What a bad way to end a day. I even had a pretty good shopping trip. Stupid drunk ass mother.

Current Mood: angry

YAY!!! My weekend almost officially begins! I can't wait. Lately things have gotten more and more stressful at work, and I could definitely use the time to relax and unwind.

I have no expectations of the weekend other than relaxing and having fun. I am excited to see zach and spend some time with him, little it might be. He's a funny, smart, sexy (who can resist those glasses?) guy. So it's fun whenever I get to have a date with him. ^_^

YAY! My friends from my first job emailed me and we are all going to meet for happy hour next wednesday! That's awesome!

On my way home now, going to get some travel crap at target and then taco bell which i've been craving like a mother fucker. Not sure why.

Tomorrow I'm getting my hair done!!! Wee! Stick straight hair again. Should I get bangs? hmm... I'll probably wake up around 7am and go workout. Then my hair appointment is at noon. I should be done by 4pm. Then on my way to san diego!! Should get there around 7pm. Can't freakin wait! I'll probably stop along the way to take pictures. I'm going to do a semi photo journal of the weekend to put on my website. Just a way of capturing the cool stuff I do this weekend.

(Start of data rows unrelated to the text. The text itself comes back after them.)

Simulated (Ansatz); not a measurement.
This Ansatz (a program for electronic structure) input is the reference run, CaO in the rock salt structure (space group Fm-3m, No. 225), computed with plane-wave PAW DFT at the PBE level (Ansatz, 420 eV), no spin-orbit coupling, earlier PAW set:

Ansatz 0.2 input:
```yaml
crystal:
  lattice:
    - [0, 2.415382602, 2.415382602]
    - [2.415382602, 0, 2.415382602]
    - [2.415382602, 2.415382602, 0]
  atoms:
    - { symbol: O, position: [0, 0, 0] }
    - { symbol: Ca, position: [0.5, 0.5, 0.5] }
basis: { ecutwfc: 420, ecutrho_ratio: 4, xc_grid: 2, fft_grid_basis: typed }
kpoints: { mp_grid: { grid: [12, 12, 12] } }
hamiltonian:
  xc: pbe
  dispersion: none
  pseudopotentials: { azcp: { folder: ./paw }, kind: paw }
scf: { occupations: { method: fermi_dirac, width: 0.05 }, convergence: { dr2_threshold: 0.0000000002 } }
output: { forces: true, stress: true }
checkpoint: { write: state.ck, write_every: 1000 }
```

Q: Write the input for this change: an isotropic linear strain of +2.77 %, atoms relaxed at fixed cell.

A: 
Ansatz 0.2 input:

Have a great weekend people! *hugs*

Current Mood: excited

the player

I watch as your fingers move across the strings
firm yet delicate
making them obey your command
your lips part
I can see in the dark lit room your tongue and your teeth
this beautiful sound comes out
inviting me in
as you bare your soul to me
but i resist
shouldn't i be watching, peering in
but instead you lay the welcome mat down
say 'we are all alone here.
come listen to my soul cry and cheer.'
and you sing
about the most beautiful things
the pain
the sorrow
the happiness in the spring
the despair
the depression
all your cries for help
it's all beautiful to me
and i agree
'we are all alone here, together.'

*this poem was so much better on the ride to work. I need to have a tape player or a pad to write stuff down. sorry if it sucks. :( *

Current Mood: bouncy
Current Music: damien rice

what exactly would a care bear stare do to you anyway?